I stumbled across this photo whilst trying to do my shopping list online. Yes I don't know how I managed to go from pricing fresh spinach to stumbling across quotes. Especially when I have been on a self imposed social media ban. Besides tinkering around my blog and posting a photo on Instagram I've managed to stay away for the better part of a week. Ok, I may have snuck onto twitter for a short while the other night. (Shhh)
Back to this photo....... The last few weeks have been a roller coaster ride from serious family illnesses to a good friend visiting from overseas (then leaving), throw in some shocking news and top it off with numerous trips to Spotlight (Xmas decos) and you could say it has been an exhausting month! So much so that I even started drinking coffee again.
We are all time poor these days but nobody's time is more important than another persons. They say time is money. If this saying is true I'd be interested to know what the going rate an hour is for wasting 90 minutes watching The Hangover II. That's certainly some time I regret giving!

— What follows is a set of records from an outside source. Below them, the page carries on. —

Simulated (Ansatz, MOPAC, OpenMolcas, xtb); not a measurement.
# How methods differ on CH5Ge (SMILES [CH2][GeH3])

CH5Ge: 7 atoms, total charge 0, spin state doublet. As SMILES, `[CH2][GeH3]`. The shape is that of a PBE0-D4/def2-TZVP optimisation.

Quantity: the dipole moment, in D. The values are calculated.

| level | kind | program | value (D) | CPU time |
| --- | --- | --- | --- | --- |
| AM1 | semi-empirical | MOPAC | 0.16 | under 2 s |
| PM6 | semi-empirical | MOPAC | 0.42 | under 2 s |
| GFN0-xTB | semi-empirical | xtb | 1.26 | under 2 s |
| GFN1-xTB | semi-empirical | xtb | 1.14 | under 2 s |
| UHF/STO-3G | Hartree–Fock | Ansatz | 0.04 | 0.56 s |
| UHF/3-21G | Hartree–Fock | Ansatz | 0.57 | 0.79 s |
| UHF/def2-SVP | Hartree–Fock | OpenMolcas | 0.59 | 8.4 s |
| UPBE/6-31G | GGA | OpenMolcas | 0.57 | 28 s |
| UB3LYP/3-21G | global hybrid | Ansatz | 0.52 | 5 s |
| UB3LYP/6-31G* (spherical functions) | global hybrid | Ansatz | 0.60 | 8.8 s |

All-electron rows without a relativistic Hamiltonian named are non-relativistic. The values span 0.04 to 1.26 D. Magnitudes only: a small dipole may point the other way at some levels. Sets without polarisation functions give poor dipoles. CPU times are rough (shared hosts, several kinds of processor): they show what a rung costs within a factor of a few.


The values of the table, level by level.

I've heard you should live your life without regret but if you read the above photo then unfortunately I have a few regrets. From watching crap movies to working for an arsehole boss or two. I've slept away a few Sundays after a big night out but I don't regret those, I've even whiled away a few hours playing tennis on the Wii, yet I don't regret those either. Oh and on a side note, I've spent more than enough time looking at Bitstrips! Enough already people! What I do regret is all the hours spent stewing over, thinking about, stressing over a particular person. These hours over the years could easily add up to months and if I knew that going rate I'm sure I'd be owed a crapload of money for my time. To make time for a person is never a problem if you genuinely enjoy spending it with them but the "after hours" spent dissecting things that were said and discussed is when the regret for time lost can creep in. Replaying conversations in your head and wondering "what did they mean by that?" or thinking "how dare they say that". I wish I was one of those people that could let things go, but I can't. I may pretend that all is forgiven and forgotten but inside it is bubbling back to the surface every chance it can. Usually it's at night when in bed trying to get to sleep. I can't count the hours I've spent at night thinking about things. More valuable hours wasted that to a person who more than loves her sleep can be quite frustrating. I have now got back into walking, for no other reason than some exercise and even though I have music playing in my ears I am now spending this quality time thinking out things. It's amazing how much can run thru your head in a 30 min walk. Sometimes I'm so deep in thought that I don't realise I'm walking back up my driveway and the walk is over. Depending on what thoughts are in my head can make a difference to my walk. If I'm frustrated or pissed off, I tend to walk faster and harder whereas when I'm just daydreaming or having creative thoughts I still walk pretty fast but I'm easier on myself.
So instead now of thinking that I'm wasting time dissecting/thinking/stressing, I can now say I'm using that valuable time on myself by getting some exercise and the thinking is just a side job!
Having seen this photo has made me look at some things differently now. My time is just as important as yours, I do not mind at all giving it to you, but please do me the courtesy of not regretting I did.